For the past several days I have reposted some of my older posts about horses in war as a way to remember them leading up to Remembrance Day on Nov. 11. Today I would like to look at a brighter story and honor a horse hero who survived the Korean War.
In 1952 Reckless was bought by the US Marine Corps to serve as a pack horse for the Recoilless Rifle Platoon,Anti Tank Company of the 5th Marine Regiment in the Korean War.
The chestnut mare of Mongolian breeding was trained in battlefield skills: how to avoid being trapped in barbed wire, how to lie down when under fire, how to run for the bunker upon hearing “incoming”. She soon became friends with the troops and was allowed free run of the camp and spent nights inside with the troops. She had a remarkable appetite and ate scrambled eggs, bacon, chocolate bars, shredded wheat, peanut butter sandwiches and drank Coca-Cola. The camp doctor had to advise that she not be given more than two bottles of Coke a day!
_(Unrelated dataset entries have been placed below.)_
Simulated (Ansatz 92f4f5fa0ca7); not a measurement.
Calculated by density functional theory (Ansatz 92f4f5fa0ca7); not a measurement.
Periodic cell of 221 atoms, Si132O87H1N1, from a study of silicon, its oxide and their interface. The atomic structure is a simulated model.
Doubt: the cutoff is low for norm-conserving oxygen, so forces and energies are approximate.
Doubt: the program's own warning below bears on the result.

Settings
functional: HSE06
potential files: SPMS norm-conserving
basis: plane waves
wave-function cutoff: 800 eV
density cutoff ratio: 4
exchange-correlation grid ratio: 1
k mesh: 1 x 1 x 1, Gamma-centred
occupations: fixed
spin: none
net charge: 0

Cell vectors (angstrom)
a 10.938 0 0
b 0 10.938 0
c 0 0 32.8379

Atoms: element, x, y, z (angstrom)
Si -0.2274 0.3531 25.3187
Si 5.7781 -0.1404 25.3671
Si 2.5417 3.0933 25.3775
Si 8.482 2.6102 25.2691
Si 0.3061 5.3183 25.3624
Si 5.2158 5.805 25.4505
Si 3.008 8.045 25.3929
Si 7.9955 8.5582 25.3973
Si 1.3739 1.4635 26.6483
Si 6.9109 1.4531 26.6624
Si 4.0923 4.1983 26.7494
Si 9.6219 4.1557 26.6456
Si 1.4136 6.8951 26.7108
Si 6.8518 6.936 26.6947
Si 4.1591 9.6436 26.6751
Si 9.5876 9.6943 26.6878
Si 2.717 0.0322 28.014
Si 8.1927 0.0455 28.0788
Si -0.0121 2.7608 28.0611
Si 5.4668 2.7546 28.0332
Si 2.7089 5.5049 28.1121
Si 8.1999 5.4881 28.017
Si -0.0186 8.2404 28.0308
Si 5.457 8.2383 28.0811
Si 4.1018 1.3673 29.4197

Her job was to carry supplies and ammunition and also to evacuate the wounded. She was very good at stringing out telephone wire from reels of wire on her back. She could do the work of 12 men when doing this. . She quickly learned the routes for supplies and would travel to deliver supplies on her own. In the Battle for Outpost Vegas in 1953 she had her finest hour. In a single day she made 51 solo trips to carry ammunition and carried a total of 9,000 lbs. She was also wounded in combat twice.

She was promoted to Staff Sergeant on August 31, 1959, at Camp Pendleton, CA. At the ceremony she was honored with a 19-gun salute and a 1,700-man parade of Marines from her wartime unit.
She saw out her retirement at Camp Pendleton in California and died at the age or 19 or 20.In 2016 a memorial statue was unveiled at Camp Pendleton.